Posted by  on Apr 16, 2009
 
The prospect of buying or owning a house is frightening due to the many unknown obstacles (financial and otherwise) that people will have to overcome. One important concept to keep in mind is the search for the right mortgage lender. Keep in mind that portfolio lenders are usually Savings & Loan institutions, and sometimes banks.

They are called portfolio lenders because they originate loans for their own portfolio. Conversely, other lenders use them for resale in the secondary market. The distinction gets blurred because most portfolio lenders also engage in mortgage banking. They will often pay more compensation to their loan officers for originating a portfolio product than for originating a fixed rate loan.

One interesting tidbit about these lenders is that they are not as competitive as mortgage bankers and brokers in the fixed rate loan market, though this is no longer a hard and fast rule. It is often easier to qualify for a portfolio loan, so they are often a lender of second resort for those who cannot qualify for a fixed rate loan.

If a loan officer is steering you towards sub-prime loans, it might be wise to check out a portfolio lender first. Portfolio lenders also can serve as "niche" lenders because certain things are more important to them than meeting the more standardized underwriting guidelines of a mortgage banker.

One common example is of a savings & loan that is concerned with an individual's savings history instead of than being the ability to document income. If you apply for a loan with a portfolio lender and you are declined, that's it. If you still think you should be able to qualify for a loan, you have to start over somewhere else.

Banks and Savings & Loans often operate as portfolio lenders, but as the lending world has changed, most also operate as mortgage bankers and sometimes brokers. It has become common to ask the seller to pay some or all of the closing costs when you purchase a home. Essentially, this is financing your closing costs since you will probably pay more for the property than you would if you were paying your own costs.

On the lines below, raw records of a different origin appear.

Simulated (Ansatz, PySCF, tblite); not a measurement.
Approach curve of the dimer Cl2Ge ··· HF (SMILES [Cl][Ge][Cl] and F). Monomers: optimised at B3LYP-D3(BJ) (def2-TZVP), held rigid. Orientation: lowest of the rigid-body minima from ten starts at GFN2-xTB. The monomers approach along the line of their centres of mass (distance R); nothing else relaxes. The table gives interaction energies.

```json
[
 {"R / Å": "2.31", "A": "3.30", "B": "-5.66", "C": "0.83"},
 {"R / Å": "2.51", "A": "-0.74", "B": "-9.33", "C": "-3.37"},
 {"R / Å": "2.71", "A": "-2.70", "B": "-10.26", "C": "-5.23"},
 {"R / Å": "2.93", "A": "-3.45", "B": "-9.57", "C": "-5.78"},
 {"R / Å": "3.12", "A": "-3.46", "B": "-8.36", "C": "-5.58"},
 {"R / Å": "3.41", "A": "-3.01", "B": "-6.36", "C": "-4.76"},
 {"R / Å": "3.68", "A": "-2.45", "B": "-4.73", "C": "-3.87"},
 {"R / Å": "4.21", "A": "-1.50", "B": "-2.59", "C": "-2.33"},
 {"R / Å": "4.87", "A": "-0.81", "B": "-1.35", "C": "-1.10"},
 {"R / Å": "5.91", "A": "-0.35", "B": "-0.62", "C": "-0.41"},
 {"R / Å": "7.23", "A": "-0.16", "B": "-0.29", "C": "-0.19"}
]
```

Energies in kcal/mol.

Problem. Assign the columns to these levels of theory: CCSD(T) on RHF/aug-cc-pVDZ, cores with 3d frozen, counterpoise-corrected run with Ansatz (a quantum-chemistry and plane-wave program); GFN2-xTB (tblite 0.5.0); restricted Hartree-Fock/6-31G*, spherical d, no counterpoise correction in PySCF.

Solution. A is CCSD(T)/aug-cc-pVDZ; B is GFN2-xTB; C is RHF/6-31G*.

Keep in mind a few simple rules. On conventional loans you can only ask the seller to pay non-recurring costs, not items to be paid in advance. If you are putting ten percent down or more, the most the seller can contribute is six percent of the purchase price. If you are putting less down, the most the seller can contribute is three percent.

The "VA No-No," is another option that allows the buyer to make no down payment. It is wise for the seller to put a ceiling on the amount they will pay if they choose to take this route.